Named request queues are retained indefinitely.
Unnamed request queues expire after 7 days unless otherwise specified.
Learn about named and unnamed queues.
Basic usage
There are five ways to access your request queues:
- Apify Console - provides an easy-to-understand interface [details].
- Apify SDK - when building your own Apify actor [details].
- JavaScript API client - to access your request queues from any Node.js application [details].
- Python API client - to access your request queues from any Python application [details].
- Apify API - for accessing your request queues programmatically [details].
Apify Console
In Apify Console, you can view your request queues in the Storage section under the Request queues tab.
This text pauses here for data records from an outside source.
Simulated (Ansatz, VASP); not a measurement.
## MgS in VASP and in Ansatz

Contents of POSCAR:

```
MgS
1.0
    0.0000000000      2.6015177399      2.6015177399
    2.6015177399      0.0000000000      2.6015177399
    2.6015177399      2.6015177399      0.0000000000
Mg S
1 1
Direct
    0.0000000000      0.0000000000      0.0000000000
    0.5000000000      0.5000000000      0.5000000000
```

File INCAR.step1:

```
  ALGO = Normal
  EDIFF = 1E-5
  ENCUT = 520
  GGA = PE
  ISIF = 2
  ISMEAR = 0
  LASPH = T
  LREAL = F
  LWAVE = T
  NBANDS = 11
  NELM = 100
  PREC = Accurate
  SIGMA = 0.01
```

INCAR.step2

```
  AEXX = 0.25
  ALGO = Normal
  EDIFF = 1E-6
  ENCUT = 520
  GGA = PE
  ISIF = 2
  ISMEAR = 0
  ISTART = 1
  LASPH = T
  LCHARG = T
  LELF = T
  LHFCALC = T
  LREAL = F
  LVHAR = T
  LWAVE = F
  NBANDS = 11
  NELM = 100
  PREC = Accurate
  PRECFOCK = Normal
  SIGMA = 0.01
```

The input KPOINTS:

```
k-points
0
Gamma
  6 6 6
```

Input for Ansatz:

Only named request queues are displayed by default. Select the Include unnamed request queues checkbox to display all of your queues.
To view a request queue, click on its Queue ID.
Under the Settings tab, you can update the queue's name (and, in turn, its
retention period) and access rights.
Click on the API
button to view and test a queue's API endpoints.
Apify SDK
If you are building an Apify actor, you will be using the Apify SDK.
In the Apify SDK, the request queue is represented by the
RequestQueue
class.
You can use the RequestQueue
class to specify whether your data is stored locally or in the Apify cloud and enqueue new URLs.
Each actor run is associated with the default request queue, which is created for the actor run when the first request is added to it. Typically, it is used to store URLs to crawl in the specific actor run, however its usage is optional.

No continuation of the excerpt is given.